Mae Bertha Carter’s Legacy

Seven of civil rights icon’s children earned UM degrees

Mae Bertha Carter’s high-profile battle to end school segregation in the Mississippi Delta in the 1960s led to her home being sprayed with bullets, but, ultimately, eight of her children graduated from the previously all-white Drew High School. Seven of her children went on to earn degrees from the University of Mississippi. 

The Carter family’s lawsuit filed against Drew, Mississippi, schools in 1967, with the help of an NAACP legal team, struck final blows to segregation in Mississippi. The family’s story was chronicled in national news reports and is also the focus of the book Silver Rights by Constance Curry.

Mae Bertha Carter died in 1999 after a long life of community activism. The New York Times opted to write an obituary on the important civil rights movement figure. Today, a red maple tree named for her stands in the Lyceum Circle near Carrier Hall at Ole Miss. It’s appropriate because the matriarch was adamant she wanted all of her children to get their degrees from the university, her daughter, Deborah Carter Smith, said.

“She knew the University of Mississippi was the best university in the state and that’s where she wanted us to go,” she said. “I think about her all the time. She was proud of us, and she would let us know that we did well.”

Smith, who works as a senior accountant in the Ole Miss bursar’s office, is a 1981 graduate of the university who has worked at Ole Miss for 36 years. Her siblings Larry Carter, Stanley Carter, Gloria Carter Dickerson, Pearl Carter Green Owens, Beverly Carter and Carl Carter all attended Ole Miss.
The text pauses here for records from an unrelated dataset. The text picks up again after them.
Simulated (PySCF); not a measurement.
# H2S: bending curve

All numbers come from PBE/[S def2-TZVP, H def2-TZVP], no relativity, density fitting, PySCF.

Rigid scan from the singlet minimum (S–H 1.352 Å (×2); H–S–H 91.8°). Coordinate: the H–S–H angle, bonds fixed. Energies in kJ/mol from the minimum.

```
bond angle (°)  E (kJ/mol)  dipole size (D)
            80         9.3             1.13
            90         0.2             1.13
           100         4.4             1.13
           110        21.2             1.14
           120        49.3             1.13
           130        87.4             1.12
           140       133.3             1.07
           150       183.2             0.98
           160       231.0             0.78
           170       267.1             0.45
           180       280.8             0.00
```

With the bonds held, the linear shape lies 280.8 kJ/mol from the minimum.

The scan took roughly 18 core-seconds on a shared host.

Mae Bertha married Matthew Carter in 1939 and raised 13 children. The couple sharecropped on a plantation in Sunflower County.

The Civil Rights Act in 1964 effectively desegregated schools, but Mississippi enacted a “freedom of choice” law, which allowed black parents to be intimidated into keeping their kids from the white schools. It didn’t work on Mae Bertha Carter. In 1965, she and Matthew Carter enrolled their children in the local schools. The Carter kids became the only black students there.

After they broke the racial barrier, the owner of the plantation where the family lived and farmed cotton told the Carters they’d get a better education at then all-black schools. He asked them to withdraw. Mae Bertha Carter’s response was to put a record player out on her porch. She played one of President John F. Kennedy’s speeches on civil rights loud enough so the plantation owner could hear it while he spoke to Matthew Carter in the yard. She later referred to the plantation owner’s advice when talking to her husband, saying, “I birthed those children and bore the pain. He cannot tell me what to do about my children.”

The couple faced much opposition not just from the plantation owner but also from the community. Their home was shot up in the middle of the night. Eventually, they were even kicked off the plantation.

While the Carter kids were attending Drew schools, NAACP attorney Marian Wright Edelman represented the family in its challenge to the “freedom of choice” law, and they won the suit in 1969. This knocked down the final barrier to ending school segregation in Mississippi.

Their struggle to get an education and eventually overturn laws that allowed segregation created a tight bond between the Carters.

“After sharing that experience, we all became really, really close,” Deborah Carter Smith said. “We are still really close.”

Gloria Carter Dickerson enrolled in the Drew schools when she was in seventh grade. The Carter children had many bad days at school, but their mother would sing them “freedom songs” to lift their spirits. Pep talks were also common in the Carter home.

“We would hear all this bad talk,” Dickerson said. “We would hear them say how stupid we were. We didn’t fall for that because Mama would tell just us, ‘You are a great person.’ She let us know how special we were. Her words were powerful enough that we didn’t listen to the others.”

After five years, she graduated and enrolled in Ole Miss and earned a bachelor’s degree in business administration. She became a certified public accountant. After a career with businesses and nonprofits, she retired in 2010 and moved back to Drew.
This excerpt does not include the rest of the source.